Python – Grouping by multiple columns (Categorical dtype vs numeric dtype)- why are the results so different?

Question:

I have a question about grouping pandas DataFrames by multiple columns. I am looking at some data for a TV show and trying to ensure that no season has two contestants with the same name.

Series Name
1 David
1 Edward
1 Jasmine
2 Lea
2 Jonathan
2 Louise

I want a unique count for groupings of Series + Name, which works well when the Series contains a numeric data type. I can do:

df.groupby(['Series','Name'])['Name'].count()

and get

Series Name Count
1 David 1
1 Edward 1
1 Jasmine 1
2 Lea 1
2 Jonathan 1
2 Louise 1

However, if series is set to a categorical data type then

df.groupby(['Series','Name'])['Name'].count()

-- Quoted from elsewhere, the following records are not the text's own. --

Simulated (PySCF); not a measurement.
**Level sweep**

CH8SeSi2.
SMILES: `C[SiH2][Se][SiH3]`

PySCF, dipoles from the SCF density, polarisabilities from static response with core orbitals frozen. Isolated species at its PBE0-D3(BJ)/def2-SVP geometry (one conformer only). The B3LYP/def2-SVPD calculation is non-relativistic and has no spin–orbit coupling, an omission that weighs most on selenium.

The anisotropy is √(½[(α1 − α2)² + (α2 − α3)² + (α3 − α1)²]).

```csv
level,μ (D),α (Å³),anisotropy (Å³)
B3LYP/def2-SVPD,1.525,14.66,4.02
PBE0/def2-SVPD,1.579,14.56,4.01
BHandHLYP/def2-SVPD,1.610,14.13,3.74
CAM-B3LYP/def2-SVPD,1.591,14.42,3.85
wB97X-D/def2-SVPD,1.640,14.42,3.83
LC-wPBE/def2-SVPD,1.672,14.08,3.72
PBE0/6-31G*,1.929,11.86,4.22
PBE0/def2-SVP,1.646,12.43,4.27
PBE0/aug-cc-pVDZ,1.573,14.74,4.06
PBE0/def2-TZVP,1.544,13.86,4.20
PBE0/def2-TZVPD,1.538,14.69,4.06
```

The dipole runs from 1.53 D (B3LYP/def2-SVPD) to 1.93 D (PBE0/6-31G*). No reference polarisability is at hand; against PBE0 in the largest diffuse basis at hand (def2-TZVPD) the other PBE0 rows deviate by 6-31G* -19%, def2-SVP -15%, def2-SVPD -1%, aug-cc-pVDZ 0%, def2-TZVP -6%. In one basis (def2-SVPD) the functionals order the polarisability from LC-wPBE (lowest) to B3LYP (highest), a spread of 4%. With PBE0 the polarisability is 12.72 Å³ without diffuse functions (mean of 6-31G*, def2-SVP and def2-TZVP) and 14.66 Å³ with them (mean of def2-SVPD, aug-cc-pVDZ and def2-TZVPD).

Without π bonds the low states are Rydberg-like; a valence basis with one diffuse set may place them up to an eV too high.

returns the following table

Series Name Count
1 David 1
2 David 0
1 Edward 1
2 Edward 0
1 Jasmine 1
2 Jasmine 0
1 Jonathan 0
2 Jonathan 1
1 Lea 0
2 Lea 1
1 Louise 0
2 Louise 1

Panda groups every possible combination of series and names and then sorts alphanumerically. I don’t understand why. Any help would be most appreciated.

Asked By: user8340400

||

Answers:

Actually, this is the default behaviour of Pandas when grouping categorical value, it adds missing categories (checkout this thread).
To group only the observed categories on the dataframe you can use:

df.groupby(['Series','Name'],observed=True)['Name'].count()
Answered By: anas laaroussi